June 1 (Bloomberg) -- Billionaire John Malone’s push to take over Sirius XM Radio Inc. is setting up a potential clash with Sirius Chief Executive Officer Mel Karmazin, who stands to lose power under the deal.
Malone’s Liberty Media Corp. plans to assert control of the largest U.S. satellite radio provider after receiving approval from the Federal Communications Commission, the Englewood, Colorado-based company said yesterday in a filing. The move would put Karmazin, who helped turn around Sirius after years of losses, under the command of Malone and Liberty CEO Greg Maffei.
“I could see a situation where there could be conflicting personalities,” Brett Harriss, an analyst at Gabelli & Co. in Rye, New York, said in an interview. “These are two high-powered guys in Mel and John.”
Maffei said today on CNBC that there was no plan to remove Karmazin as the head of Sirius.
“We like Mel,” he said. “We want him to be CEO.”
Patrick Reilly, a Sirius spokesman, declined to comment. Courtnee Ulrich, a Liberty spokeswoman, didn’t respond to a telephone call and e-mail.
Liberty, the holder of interests in businesses ranging from cable programmer Starz LLC to the Atlanta Braves baseball team, has asked the FCC to reconsider the agency’s May 4 dismissal of its application for permission to take control of Sirius.
Liberty’s move has fueled speculation that Malone, 71, wants to spin off his stake in New York-based Sirius. Liberty will probably execute a so-called Reverse Morris Trust, which involves splitting off its Sirius stake as a separate entity and giving its stockholders the option to hold or sell their Sirius shares, according to James Ratcliffe, an analyst at Barclays Capital Inc. in New York.

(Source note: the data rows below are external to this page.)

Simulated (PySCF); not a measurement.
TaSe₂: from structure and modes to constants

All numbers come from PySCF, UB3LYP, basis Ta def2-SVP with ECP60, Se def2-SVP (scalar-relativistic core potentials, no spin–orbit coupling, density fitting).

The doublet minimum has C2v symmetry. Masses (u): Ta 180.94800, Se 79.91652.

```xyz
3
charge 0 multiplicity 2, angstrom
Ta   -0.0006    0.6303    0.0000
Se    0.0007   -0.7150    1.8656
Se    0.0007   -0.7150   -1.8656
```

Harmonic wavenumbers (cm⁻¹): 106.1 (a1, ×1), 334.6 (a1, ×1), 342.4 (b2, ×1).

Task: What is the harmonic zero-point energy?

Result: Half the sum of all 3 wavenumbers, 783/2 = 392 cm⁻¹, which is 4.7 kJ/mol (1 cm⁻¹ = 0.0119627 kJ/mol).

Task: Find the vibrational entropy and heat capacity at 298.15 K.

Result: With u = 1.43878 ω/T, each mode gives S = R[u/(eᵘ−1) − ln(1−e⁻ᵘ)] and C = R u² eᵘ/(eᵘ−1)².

To execute the spinoff, Liberty must have Sirius’s board approval. Sirius is in talks with Liberty about the company’s ownership interest, according to a separate filing by Sirius. It said Sirius doesn’t expect to disclose developments in the discussions.
The New York Post reported today that Maffei may want to run the satellite broadcaster directly, leading Karmazin to leave after the Sirius CEO’s contract expires on Dec. 31. Maffei is tired of being a portfolio manager for a broad swath of companies, the Post reported, citing a person familiar with the matter.
Maffei denied that report today on CNBC. “The New York Post story is wrong,” he said.
Sirius shares declined 2.7 percent to $1.84 at the close in New York. The stock has slid 19 percent since Liberty filed its application with the FCC on March 20. Liberty shares, up 5.5 percent this year, fell 2.9 percent to $82.34.
Liberty would also have the right to change management at the company if it gains control of the board. Still, Malone may not want to remove Karmazin, who has engineered a comeback at Sirius, said Harriss, who has a hold rating on Sirius shares. The company was profitable in 2010 and 2011 following more than a decade of annual losses, according to data compiled by Bloomberg.
Karmazin, 68, served as Sirius Satellite Radio’s CEO before its 2008 merger with XM Satellite Radio, when he took control of the combined company. He was previously president and chief operating officer at Viacom Inc. Karmazin clashed with Viacom Chairman Sumner Redstone because he couldn’t get the top job at the media giant. Before that, he ran CBS Corp. until 2000.
“All the comments that Liberty has made toward Mel have been positive, and Mel’s done a good job increasing the company’s profitability,” Harriss said.
The Sirius-XM merger four years ago was an all-stock deal valued at $2.76 billion. The companies, which had more than 18.5 million subscribers at the time, overcame opposition from traditional radio broadcasters and some consumer groups that said a combination would create a harmful monopoly.
Even after the deal, the company struggled with high programming costs and slowing subscriber growth. Malone, Liberty’s chairman, saved Sirius from bankruptcy in 2009 with a $530 million loan. Liberty boosted its stake in Sirius to 46.2 percent from 40 percent last month.
Liberty’s interest in a Reverse Morris Trust is to save on capital gains taxes, Harriss said. Distributing Sirius shares to Liberty stockholders through a spinoff instead of selling them on the open market lets the company avoid paying taxes on the sale, he said.
The FCC said on May 4 that Liberty’s application was defective because the company couldn’t get passwords and signatures from Sirius. Liberty’s application didn’t show it intends to take control, the FCC said.
“The FCC’s recent rejection of the application was procedural, and I doubt it reflects anything about the substance of Liberty’s argument,” Paul Gallant, a Washington-based analyst with Guggenheim Partners, said in an interview.
Liberty responded to the agency’s arguments in a recent filing. The company “has determined that it should assert control of Sirius and will take action to do so,” Liberty said.
It said the FCC’s May 4 decision improperly delegates to Sirius the authority to determine whether Liberty gains control.
The company needs FCC approval to complete a takeover because Sirius holds airwave licenses issued by the agency, Liberty said.